Feature

THE CASH IN QUERIES:

who will own mobile search? The likes of Google and Yahoo are pushing hard for a presence in the mobile market. But will competition or collaboration drive the market for mobile search? Andy Walker of m-spatial thinks the mobile operators will have to get themselves organised, and suggests that ‘local search’ will play a key role ...

Mobile search has rarely been out of the news in early 2006, thanks principally to the plethora of partnerships between Google and major mobile players, and Microsoft’s entry into the arena with the acquisition of MotionBridge. In reality, though, internet search and operator communities are in a remarkably competitive position. Both are pushing to own the consumer; and as far as the man on the street is concerned, the internet giants’ brand loyalty may very well eclipse that of the operator.

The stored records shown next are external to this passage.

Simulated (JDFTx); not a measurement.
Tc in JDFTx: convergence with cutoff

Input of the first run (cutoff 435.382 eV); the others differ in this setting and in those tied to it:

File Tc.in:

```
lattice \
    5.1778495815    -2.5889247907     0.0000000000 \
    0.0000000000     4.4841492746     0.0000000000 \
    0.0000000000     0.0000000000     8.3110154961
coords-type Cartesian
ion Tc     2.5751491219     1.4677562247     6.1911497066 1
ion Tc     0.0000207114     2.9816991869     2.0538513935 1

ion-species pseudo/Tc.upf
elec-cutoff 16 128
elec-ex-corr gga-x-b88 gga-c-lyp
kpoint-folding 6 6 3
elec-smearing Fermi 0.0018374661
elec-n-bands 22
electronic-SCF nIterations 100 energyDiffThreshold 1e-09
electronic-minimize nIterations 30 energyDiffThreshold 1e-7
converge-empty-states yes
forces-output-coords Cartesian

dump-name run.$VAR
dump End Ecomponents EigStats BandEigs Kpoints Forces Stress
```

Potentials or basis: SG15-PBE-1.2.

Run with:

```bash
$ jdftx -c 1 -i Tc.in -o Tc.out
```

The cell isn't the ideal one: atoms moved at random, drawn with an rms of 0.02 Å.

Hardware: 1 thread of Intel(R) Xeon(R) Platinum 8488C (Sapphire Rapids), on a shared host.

The operators are being kept awake at night by the spectre of the major internet circumventing the mobile portals in which they have invested so much. Should they prove the benefits of their portals and encourage on-portal co-operation, or suitup for off-portal competition?



Portal wars

As household names, the search giants have the potential to persuade large numbers of consumers to abandon operator portals altogether and instead access their data services directly via branded off-portal search engines. Add to the mix a ‘free-to-consumer’ internet business model, and the premium rate content services underpinning many operator portals begin to look decidedly unappealing.


However, whilst there are obvious attractions to collaborating with the search players, mobile networks need to leverage their existing assets to consider cooperation from a position of strength. This means exploiting their expertise, heritage and the innovative players in their existing value chain to ensure the most compelling overall mobile search experience.


It is increasingly accepted that the area showing most consumer value is mobile local search. Analysts Kelsey Group estimate local search accounted for 20% of all online search queries in 2005, suggesting a $5.1bn revenue projection for North American local search by 2009. The immediacy of need from ‘on-the-move’ consumers and the ability to deliver these users to local merchants as qualified leads, (through a highly targeted, non-intrusive contextual advertising model), is likely to see this figure eclipsed in the mobile environment.



The mobile difference

Of course, consumer adoption is predetermined by how intuitive and easy the interface is, and fortunately for MNOs this is where cracks appear when taking an online service into the mobile world. The conventional ‘type, browse and choose’ internet search delivers access to multiple results gathered from largely unstructured ‘web-crawled’ content – not a viable user experience on the handset.


Furthermore, the small screen and keypad, and the limited patience of the mobile user wanting immediate in-depth information, offers significant challenges. What is required is a radical new approach that takes advantage of structured mobile content sources and eliminates the trial and error element of so many internet searches.



Good news

This is good news for MNOs. Firstly, they have access to a value chain of innovative and fast moving suppliers who can deliver ‘made for mobile’ technology within a white label business model. Secondly, they have the advantage of an established and growing content ecosystem for providing the multiple sources of structured content that is required.


So rather than presenting the user with a text-based search box, a structured underlying content base enables users to ‘discover’ the information via a dynamic ‘assisted browsing’ menu-driven experience. This approach minimises typing and the need to browse irrelevant results.


It can also take advantage of contextual information such as ‘time of day’ and ‘user profile’ to present options to the user in order of likely relevance – a critical feature for a successful mobile service.


Deploy this as a single on-portal ‘front end’, aggregating information from multiple local content sources from across the mobile internet, and you create a specific ‘made for mobile’ application to impress even the most cynical of searchers.


This also offers the dual benefit of giving consumers quick access to many existing on-portal services, currently deeply hidden from all but the most determined portal users.


By offering a compelling mobile local search user experience sourced from innovative suppliers, and taking advantage of their existing content eco-systems, MNOs can generate new revenues and radically improve the usability of their mobile portals. In doing so they not only leave their options open to collaborate closely with the major search engine players, but do so from a position of greatly increased strength.



Andy Walker is CEO of m-spatial, based in Cambridge and regarded as the market leader in mobile local search.